"Armenpress" introduces bestseller books list 2/36

Armenpress 10:47, 31 October, 2014

YEREVAN, OCTOBER 31, ARMENPRESS. "The Little Prince" by French author Antoine de Saint-Exupéry tops this week's "Bestseller Books List" introduced by "Armenpress" News Agency. The novella is both the most read and most translated book in the French language, and was voted the best book of the 20th century in France. The book was translated into more than 250 languages and dialects, as well as Braille.

Saint-Exupéry, a laureate of several of France's highest literary awards and a reserve military pilot at the start of the Second World War, wrote and illustrated the manuscript while exiled in the United States after the Fall of France. He had travelled there on a personal mission to persuade its government to quickly enter the war against Nazi Germany. In the midst of personal upheavals and failing health he produced almost half of the writings he would be remembered for, including a tender tale of loneliness, friendship, love and loss, in the form of a young prince fallen to Earth.

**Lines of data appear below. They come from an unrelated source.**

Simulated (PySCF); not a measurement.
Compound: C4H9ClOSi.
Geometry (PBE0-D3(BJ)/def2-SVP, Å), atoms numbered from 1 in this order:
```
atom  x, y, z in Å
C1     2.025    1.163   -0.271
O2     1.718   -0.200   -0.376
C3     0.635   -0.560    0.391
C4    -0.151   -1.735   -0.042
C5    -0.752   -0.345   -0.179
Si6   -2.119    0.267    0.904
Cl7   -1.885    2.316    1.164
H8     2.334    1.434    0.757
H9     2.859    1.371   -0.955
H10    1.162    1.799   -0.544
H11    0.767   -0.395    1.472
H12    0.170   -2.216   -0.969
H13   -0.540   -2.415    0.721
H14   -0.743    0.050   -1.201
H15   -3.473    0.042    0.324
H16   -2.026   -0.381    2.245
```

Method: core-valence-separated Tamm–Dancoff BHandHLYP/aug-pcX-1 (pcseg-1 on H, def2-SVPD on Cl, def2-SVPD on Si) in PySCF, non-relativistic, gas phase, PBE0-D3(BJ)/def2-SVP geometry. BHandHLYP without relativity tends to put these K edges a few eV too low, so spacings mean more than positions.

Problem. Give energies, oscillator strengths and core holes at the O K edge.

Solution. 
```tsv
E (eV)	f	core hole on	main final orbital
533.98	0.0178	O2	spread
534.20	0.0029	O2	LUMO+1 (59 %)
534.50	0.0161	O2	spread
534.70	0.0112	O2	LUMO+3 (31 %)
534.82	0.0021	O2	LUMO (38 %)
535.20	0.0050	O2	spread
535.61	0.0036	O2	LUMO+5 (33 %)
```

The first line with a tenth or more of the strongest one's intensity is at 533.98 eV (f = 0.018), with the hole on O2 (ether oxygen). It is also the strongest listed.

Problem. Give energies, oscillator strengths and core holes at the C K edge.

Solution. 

"The Book of Whispers" by contemporary Armenian writer Varujan Vosganian occupies the second position of our ranking list. The Book of Whispers begins in a picturesque register, on a lane of the Armenian quarter of Focşani in the 1950s, among the steam of freshly roasted coffee and the scents of grandmother Armenuhi’s larder, among the old books and photographs of grandfather Garabet. But the reader is not left to savour the intimacy of this hearth and home and nor is he invited to chat with the merry folk who in peacetime spin stories about Ara the Fair and Tigran the Great. Varujan Vosganian's "old Armenians from childhood" have no delectable tales to tell, but rather events that are thoroughly disturbing. In narrating these events, they attempt to disburden themselves of a trauma – their own and that of their forbears.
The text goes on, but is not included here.